Mining companies commit to net zero by 2050
The top mining companies around the world are often in direct competition to produce the most minerals, to acquire the most operations and to be the biggest player in whichever sector they operate. However, when it comes to meeting environmental, societal and governance (ESG) goals, these same companies are now often working in conjunction with each other and other partners including equipment manufacturers.
On Oct. 5, 28 leaders of the world’s largest mining companies joined together in the pledge to reach a goal of zero direct and indirect carbon emissions by 2050, or sooner. The 28 leaders signed a letter composed by the International Council on Mining and Metals (ICMM).
“ICMM members’ collective commitment to net zero scope one (direct) and two (indirect) greenhouse gas emissions by 2050 is a pivotal moment in our history,” ICMM chief executive officer Rohitesh Dhawan said in an open letter signed by the 28 chiefs of the world’s largest miners.
The announcement comes before next month’s U.N. climate gathering that aims to achieve more ambitious climate action from the nearly 200 countries that signed the 2015 Paris Agreement to limit global warming.

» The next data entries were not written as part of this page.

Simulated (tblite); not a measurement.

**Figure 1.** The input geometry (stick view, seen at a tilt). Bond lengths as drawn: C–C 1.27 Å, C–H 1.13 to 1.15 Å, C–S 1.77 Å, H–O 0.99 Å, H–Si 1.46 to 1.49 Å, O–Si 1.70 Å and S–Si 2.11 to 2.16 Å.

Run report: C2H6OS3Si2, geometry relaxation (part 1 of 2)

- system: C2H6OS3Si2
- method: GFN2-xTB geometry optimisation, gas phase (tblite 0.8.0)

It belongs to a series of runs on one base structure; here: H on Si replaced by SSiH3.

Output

Many miners including Anglo American, Rio Tinto and BHP, under pressure from environmental activists and shareholders, have already committed to net zero by 2050 in direct and indirect emissions.
“Although we may have individual decarbonization targets which in some cases go beyond our collective commitment, this represents a joint ambition from companies that make up one-third of the global mining and metals industry,” the ICMM said.
Its 28 members, whose operations span 650 sites over 50 countries, will report annually on their progress to decarbonize annually.
While the 28 members have vowed to cut their own emissions the mining industry is challenged with cutting emissions while also producing the metals and minerals that will be crucial to the building of a low-carbon economy, metals like copper, nickel and cobalt.
The Industry is also looking ahead to reducing scope three emissions. Under industrial reporting rules, scope 1 and 2 emissions are those generated by miners themselves, while scope 3 emissions are those generated by customers using a miner's products.
Fortescue Metals announced that it plans to reach carbon neutrality in scope 3 emissions by 2040.
Glencore, the world’s largest supplier of seaborne thermal coal, has committed to a scope three goal mainly by running down its coal mines.
Fortescue Metals chief executive Elizabeth Gaines told Australia’s ABC News that the goals for Fortescue are “stretch targets” and said they showed how FMG wanted to become the world's first major supplier of green iron ore.
Gaines said central to the plans was the company's new subsidiary Fortescue Future Industries, through which it planned to produce 15 Mt (16.5 million st) of green hydrogen by 2030.
Unlike conventional options, green hydrogen is made by using renewable energy, rather than fossil fuels, to split water into its separate components - oxygen and hydrogen.
"Fortescue has commenced its transition from a pure play iron ore producer to a green renewables and resources company, underpinned by the world's first major carbon emission heavy industry operation to set a target to achieve carbon neutrality by 2030.